With a certain degree of accuracy, Dr Wasser determined that the tusks were from some 150 elephants emanating from the poaching fields of northern Tanzania.

Twenty-three witnesses gave evidence on how Feisal masterminded the transportation and offloading of ivory in a car yard where it was later seized.

He was convicted and sentenced by magistrate Diana Mochache to 20 years’ imprisonment and fined Sh20 million despite allegations of evidence tampering by the police.

This landmark precedent sent the desired deterrence — traffic in ivory and risk arrest, prosecution, conviction and harsh sentencing.

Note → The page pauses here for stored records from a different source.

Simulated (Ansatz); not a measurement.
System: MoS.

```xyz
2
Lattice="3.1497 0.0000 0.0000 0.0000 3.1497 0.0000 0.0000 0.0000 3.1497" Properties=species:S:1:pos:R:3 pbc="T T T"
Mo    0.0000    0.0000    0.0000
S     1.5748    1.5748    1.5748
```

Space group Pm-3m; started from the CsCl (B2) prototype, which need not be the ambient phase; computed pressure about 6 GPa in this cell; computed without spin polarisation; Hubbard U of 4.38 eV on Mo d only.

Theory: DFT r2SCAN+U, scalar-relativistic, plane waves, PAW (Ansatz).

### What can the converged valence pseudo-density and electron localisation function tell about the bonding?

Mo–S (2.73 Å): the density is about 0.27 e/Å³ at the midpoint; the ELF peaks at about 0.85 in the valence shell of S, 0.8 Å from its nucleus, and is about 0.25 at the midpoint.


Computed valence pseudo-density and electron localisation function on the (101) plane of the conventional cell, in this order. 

Two years into his jail term, High Court Judge Dorah Chepkwony set him free and all his co-accused, who are owners of the yard where the ivory was found.


This decision leaves puzzles unanswered. Who, then, is responsible for the 2,152 kilogrammes of ivory seized in Fuji Motors yard?

If it is not the owners of the yard, then who? How much more evidence is needed to convict?

This decision has undone a two-ton illegal elephant ivory bust, a six-month investigation, an Interpol INFRA TERA regional joint arrest operation, four years of court time and resources. These acquittals are not new to ivory trfficking cases.

Through the Eyes in the Courtroom project at WildlifeDirect, I have studied hundreds of wildlife crime cases in Kenya and specifically followed this and similar cases.

I have monitored this case in particular since June 2014 when police officers from Makupa Police Station got a tip-off and raided Fuji Motors yard in Tudor, Mombasa.

The four-year journey led us from seizure, arrest, prosecution, conviction and finally to acquittal.

Following these cases requires bravery as these criminals have ties everywhere and at one time Feisal threatened our journalists in court.

I have personally received death threats on multiple occasions.


Only two in nine high-profile cases relating to major seizures in elephant ivory have been concluded.

All two cases have ended in acquittals. Earlier this year, Nicholas Maweu, a customs agent, was acquitted of his role in the seizure of 3,287 kilogrammes valued at Sh164 million at the port of Mombasa in 2013.

This ivory was concealed in groundnuts and upon seizure the true owners of this consignment were never charged with criminal offences.

Maweu was the only person accused in this case! While acquitting Maweu, the court cast doubts on investigations coupled with a poor prosecution that did not charge all key suspects involved.

Seven cases are currently pending in courts in various stages of determination.

They all relate to a shocking 12,455 kilogrammes of elephant ivory in evidence!

Some cases are celebrating their sixth anniversary in the corridors of justice, having begun in 2012. Delay is not new in these cases.


Loopholes within Kenya’s wildlife law also favour traffickers heavily.

When passing the Wildlife Act in 2013, MPs set a higher penalty for those engaging in trafficking of endangered species from the penalty of a five-year imprisonment and Sh1 million fine to life imprisonment and Sh20 million fine.

They however did not specify what illegal activity triggers the penalty in the law, leaving a loophole that preferred less punitive penalties in favour of suspected ivory dealers and traffickers.

Tourism Cabinet Secretary Najib Balala has made it his mission to correct this glaring loophole, and through the Statute Law (Miscellaneous Amendments) Bill, 2018, currently before Parliament, has proposed a raft of amendments that finally fix this problem.


When the bill passes into law, penalties against wildlife traffickers will be certain and enhanced.

Unfortunately, these efforts to amend the law will find Feisal and his comrades long gone.

Wildlife trafficking suspects are untouchable and always seem to avoid justice. There is no guarantee that pending cases will have a contrary outcome.

The precedent Feisal’s acquittal sets is now obvious for everyone to see.

Mr Noordin Haji, the Director of Public Prosecutions, has insisted he will challenge the decision in the Court of Appeal.

I remain cautiously optimistic that this audacious attempt with bear fruit.